Anil Paul

Web Developer – Designer

Kubernetes Basics

k8s Basic Components

  • pod which is our own app deployed docker container wrapped with k8s layer for instance there will be multiple application pods. Each pod gets its own private Internal IP Address.
  • service which has got static IP Address attachable to each pod so that it can communicate to the service outside for instance database / session / storage.
  • ingress There will be an external service it has got public ip.
  • ConfigMap - External configuration of the app.
  • Secret - base64 encoded configuration of the app.
  • Volumes - External / local / remote cloud mounted to keep persistent data for instance database. K8s doesn't manage data persistence.

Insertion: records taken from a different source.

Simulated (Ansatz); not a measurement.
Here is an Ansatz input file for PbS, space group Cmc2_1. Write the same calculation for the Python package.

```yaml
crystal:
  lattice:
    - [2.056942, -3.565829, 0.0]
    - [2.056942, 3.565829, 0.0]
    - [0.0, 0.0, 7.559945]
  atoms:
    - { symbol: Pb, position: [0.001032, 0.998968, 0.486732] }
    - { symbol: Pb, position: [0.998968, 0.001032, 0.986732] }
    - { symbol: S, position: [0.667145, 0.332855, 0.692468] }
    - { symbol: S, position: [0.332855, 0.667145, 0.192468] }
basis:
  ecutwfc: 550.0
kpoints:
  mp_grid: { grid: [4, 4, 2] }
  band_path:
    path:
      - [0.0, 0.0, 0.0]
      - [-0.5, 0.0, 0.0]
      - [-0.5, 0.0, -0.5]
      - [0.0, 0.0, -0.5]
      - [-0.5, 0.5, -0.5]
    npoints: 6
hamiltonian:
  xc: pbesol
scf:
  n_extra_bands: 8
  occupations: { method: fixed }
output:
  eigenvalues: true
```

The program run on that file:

service/ ingress has got permanent ip anf its a load balancer too.

K8s Deployment

deployment is for stateless apps
managing / orchestration of the pods is being done in the deployments.
most of the case we will be working with the deployment part. not with the pods.

K8s StatefulSet

Databases should create using StatefulSet because it has got state.
Its not easy.

Best option is to store database outside K8s cluster.

K8s Architecture

Master Node

Master node works different to Worker nodes. Master will make sure the communication between the pods and everything works.
4 Processes Running on every master node that control cluster state and worker nodes

  • Api Server - cluster gateway.
    • interact with the k8s through this api gateway using kubelet , k8s dashboard etc.
    • it is the gatekeeper for authentication - when ever we schedule new pods, deploy new applications, create new service etc - Scheduler - to schedule tasks
      • Scheduler
    • for instance api server got a request for scheduling a new pod, api server will validate it and forward to scheduler.
    • scheduler has intelligent way of decide in which node it should put that new pod
  • Controller Manager
    • will detect state changes like crashing pod(s) for instance, it will recover the cluster state asap. it will send request to scheduler
  • etcd
    • a key value store of a cluster state.
    • cluster changes will get updated in this key value store.
    • scheduler and control manager worked on the basis of etcd data.
    • note: etcd wont store application config settings.

Worker Node

Each Worker can have multiple pods on it.

Every node must have three processes

  • container runtime - Every node should have a container runtime. in most case it will be docker
  • kubelet interacts with node and the container runtime. kubelet starts the pod with container inside the node.
    • k-proxy (kube proxy) will forward services to pode(s) communication. k-proxy should be installed on every node.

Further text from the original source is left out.